Project status — 2026 update

A review-oriented snapshot of where TinyGPT stands. The detailed docs are linked at the bottom; this page is the map.

TinyGPT is finished as a teaching project and continuing as a performance project. The original ten milestones (PyTorch ref, training, LoRA, WASM backend, browser app, WebGPU matmul, checkpointing, metrics dashboard, write-up, public repo) are all complete and on main. The work past that point is the perf round-trip — kernels, parity tests, the speedup curve, and the lessons each failed lever taught.

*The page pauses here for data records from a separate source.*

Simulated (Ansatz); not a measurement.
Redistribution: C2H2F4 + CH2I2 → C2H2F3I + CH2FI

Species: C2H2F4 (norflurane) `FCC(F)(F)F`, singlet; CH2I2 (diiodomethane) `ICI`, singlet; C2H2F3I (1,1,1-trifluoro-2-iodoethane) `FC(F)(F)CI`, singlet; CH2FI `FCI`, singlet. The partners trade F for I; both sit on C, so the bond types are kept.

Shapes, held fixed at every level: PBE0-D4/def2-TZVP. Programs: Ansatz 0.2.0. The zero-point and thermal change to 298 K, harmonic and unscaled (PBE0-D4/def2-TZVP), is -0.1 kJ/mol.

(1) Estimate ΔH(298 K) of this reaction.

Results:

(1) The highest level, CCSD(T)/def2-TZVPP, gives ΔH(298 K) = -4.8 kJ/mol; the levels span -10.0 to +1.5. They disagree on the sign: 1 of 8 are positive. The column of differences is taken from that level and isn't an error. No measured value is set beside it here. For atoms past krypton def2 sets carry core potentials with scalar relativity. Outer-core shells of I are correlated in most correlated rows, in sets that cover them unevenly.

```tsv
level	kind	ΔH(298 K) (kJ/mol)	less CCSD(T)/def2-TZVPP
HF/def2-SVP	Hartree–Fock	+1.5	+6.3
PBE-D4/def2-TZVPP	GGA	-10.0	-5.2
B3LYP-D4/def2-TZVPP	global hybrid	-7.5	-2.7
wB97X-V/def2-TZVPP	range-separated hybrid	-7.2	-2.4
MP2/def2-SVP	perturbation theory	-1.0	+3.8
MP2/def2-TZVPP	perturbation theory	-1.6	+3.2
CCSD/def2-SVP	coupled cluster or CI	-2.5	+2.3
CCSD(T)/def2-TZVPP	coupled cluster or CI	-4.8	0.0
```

What’s measured and shipped beyond the original milestones

Area	What	State
Perf	WASM SIMD (`-msimd128`) — measured 1.6×	shipped
Perf	Multi-threaded WASM (pthreads + SAB) — measured ~2×	shipped
Perf	WebGPU full stack (blocked4 + vec4 + subgroups + FA2 fwd+bwd)	shipped
Perf	End-to-end curve vs multi-thread WASM SIMD: Small 2.6×, Medium 6.8×, Large 9.3×, XL 12.1×	measured
Capacity	Memory64 module (`tinygpt64.{js,wasm}`) — 473M params in Node, browser blocked at d_model ≥ 256 (task #66)	partial
Data	Default corpus switched from inline 863-byte paragraph to TinyShakespeare (1.1 MB, `/shakespeare.txt`)	shipped
Data	Hugging Face dataset loading via public datasets-server API	shipped
Config	Default LR fixed: was `3e-3` (10× the Python ref), now `3e-4` — see `lessons.md`	shipped
UX	Banner reworked to make “load pretrained / train from scratch (~15 min)” explicit	shipped
UX	Pretrained Shakespeare demo model (Huge preset, 5000 steps) replaces `browser/public/demo.tinygpt`	shipped
Site	Astro migration — 5 static routes built into `dist/`	shipped

What’s verified, and how

Suite	Covers	Result
`tests/test_phase1.py`	model, training, sampling	8/8
`tests/test_lora.py`	LoRA	6/6
`wasm/build_native.sh`	C++ kernels (finite-diff) + C++ model overfit	pass
`tests/smoke_wasm_node.mjs`	compiled WASM module trains	pass
`browser/npm run webgpu-test`	24 WebGPU kernel parity checks + GPU overfit	pass
`tests/test_webgpu_train.mjs`	50-step WASM vs WebGPU end-to-end parity	pass (drift 1.1–2.5%)
`tests/test_fa2_parity.mjs` + `test_fa2_backward_parity.mjs`	FA2 fwd + bwd vs naive ref	pass (≤ 1 ULP)
`tests/test_wasm64_xl_node.mjs`	reproduces the Memory64 ABI bug	reproduces (task #66)
`browser/npm run e2e`	full app in headless browser	pass

Everything that can be checked by a machine, is — that was the method throughout.

Open — worth your attention

The Memory64 ABI bug. Same .wasm runs cleanly in Node when called directly, but the browser path hits a JS↔WASM bridge bug at d_model ≥ 256. _malloc returns Number; cwrap pointer args expect BigInt; the conversion throws. Tracked as task #66; the playground falls back to the 32-bit module for XL/Massive/Mega/Behemoth presets. Reproducer: tests/test_wasm64_xl_node.mjs. Full write-up: lessons.md.
The LR-default bug, fixed. Browser default LR was 3e-3 for months (10× the Python reference’s 3e-4). Loss plateaued at ~2.45 on real corpora and read as a modelling ceiling. Fixed in browser/src/types.ts:35 and browser/src/pages/index.astro:2621.
Speedup is a curve, not a single number. “9.7× end-to-end” is the Medium-preset point on the curve; Small is 2.6×, XL is 12.1×. Don’t cite a flat ratio — see lessons.md for the framing.
PR history past #17 is in GitHub. Too long to mirror here, but every shipped item above has a merged PR on main.

Where the docs are

learn.md — start here to understand the repo
notes.md — what each component does and what each experiment showed
performance.md — the SIMD and WebGPU performance work
lessons.md — the bugs and surprises worth more than the kernels
model_guide.md, lora_guide.md, browser_notes.md, validation_report.md — per-phase detail
feature_ideas.md — interactive-learning backlog